When tongues are dancing, do you find yourself suddenly tongue-tied? Many lovers do. It’s often difficult to say anything in the throes of passion, let alone ask for changes in the way your partner makes love. If you say anything critical, your lover might feel offended. Or think you’re weird. As a result, many people who would like to speak up while lying down can’t find the words. But clamming up when things aren’t quite right means that your pleasure suffers and your partner remains in the dark about what you really want.
If you’re reluctant—or unable—to provide the direction you think your lover needs, here’s a simple, effective, one-word remedy. Simply say “yes” when you enjoy what’s happening, and remain silent when you’re less than thrilled. That’s all there is to it—and it works. Over a few months, just saying “yes” is virtually guaranteed to get you more of what you want and less of what you don’t.
Erotic arousal is contagious. The more you show that you’re turned on, the more turned on your lover is likely to become—and provide what clearly arouses you. Sighs, moans, and groans can communicate arousal. But “yes” works better, especially when you say it with feeling: “Oh, God, yes!” or “Ooooo, ye-e-es!” Lovers naturally provide more of whatever elicits that magic word, and less of what’s greeted by silence.
No Need to Say “No,” “Don’t,” or “Stop”
Saying “yes,” largely eliminates the need to say “no,” “don’t,” “not so rough please,” or “stop doing that, you idiot!” It’s easier—and better for relationships—to keep things positive. And once you start saying “yes,” your silence becomes an eloquent—and effortless—way to communicate that what’s happening isn’t ringing your bell.

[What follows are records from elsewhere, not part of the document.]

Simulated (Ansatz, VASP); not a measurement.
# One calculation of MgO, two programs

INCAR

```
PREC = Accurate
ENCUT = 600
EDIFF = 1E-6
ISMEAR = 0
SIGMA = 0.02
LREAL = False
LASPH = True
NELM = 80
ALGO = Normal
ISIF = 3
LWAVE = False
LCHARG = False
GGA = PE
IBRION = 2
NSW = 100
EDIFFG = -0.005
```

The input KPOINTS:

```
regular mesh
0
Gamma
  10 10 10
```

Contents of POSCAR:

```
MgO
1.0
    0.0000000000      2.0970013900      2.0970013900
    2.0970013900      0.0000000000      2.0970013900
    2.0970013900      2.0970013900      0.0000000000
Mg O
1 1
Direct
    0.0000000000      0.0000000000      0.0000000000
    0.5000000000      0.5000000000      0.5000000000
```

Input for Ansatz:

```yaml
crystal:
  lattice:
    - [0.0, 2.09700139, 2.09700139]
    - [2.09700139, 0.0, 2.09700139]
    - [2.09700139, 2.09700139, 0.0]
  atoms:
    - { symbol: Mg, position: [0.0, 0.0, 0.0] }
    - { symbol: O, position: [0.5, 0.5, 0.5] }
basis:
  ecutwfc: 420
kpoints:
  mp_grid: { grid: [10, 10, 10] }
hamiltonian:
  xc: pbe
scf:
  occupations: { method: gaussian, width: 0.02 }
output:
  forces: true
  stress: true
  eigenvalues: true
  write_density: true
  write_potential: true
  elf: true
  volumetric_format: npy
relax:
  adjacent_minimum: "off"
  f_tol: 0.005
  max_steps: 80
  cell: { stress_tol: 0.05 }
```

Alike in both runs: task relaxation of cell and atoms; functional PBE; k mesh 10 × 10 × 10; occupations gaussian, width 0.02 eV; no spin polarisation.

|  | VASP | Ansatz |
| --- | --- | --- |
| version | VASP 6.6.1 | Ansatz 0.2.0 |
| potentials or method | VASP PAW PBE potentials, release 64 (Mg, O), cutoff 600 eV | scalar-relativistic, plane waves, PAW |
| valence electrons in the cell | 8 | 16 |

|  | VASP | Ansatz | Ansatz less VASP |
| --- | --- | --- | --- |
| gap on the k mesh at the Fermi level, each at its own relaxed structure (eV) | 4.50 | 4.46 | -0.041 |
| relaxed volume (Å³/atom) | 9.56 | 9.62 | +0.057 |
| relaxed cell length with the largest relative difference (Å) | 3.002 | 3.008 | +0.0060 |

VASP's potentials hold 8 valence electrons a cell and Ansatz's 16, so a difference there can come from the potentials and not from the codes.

If you’d like something different that your lover is far from providing, for example, certain manual caresses when you’re receiving oral, “yes” can also help. Say “yes” when your lover does anything close to what you want. By reinforcing successive approximations of your goal behavior, your lover is likely to move closer and closer to what you want.
Talking During Sex?
Once you feel comfortable saying “yes,” chances are you’ll feel better able to make additional comments during sex, for example, loving endearments: “I love you,” or “You’re so sexy,” or “You’re the greatest.” Not that you should feel obligated to say these things during sex. Some couples enjoy it, others don’t. You don’t have to talk during sex. It’s up to you. There’s no right or wrong here. But if the two of you typically say little or nothing, you might enjoy opening your mouths for more than kissing and oral sex. Everyone loves to hear those three little words, and many (most?) enjoy hearing their lovers whisper other endearments. Or expansions on “yes,” for example: “I love that. Don’t stop.” Or perhaps the phrases one might hear in porn. Or a comment after orgasm: “Thank you,” or “Oooh, that was intense.”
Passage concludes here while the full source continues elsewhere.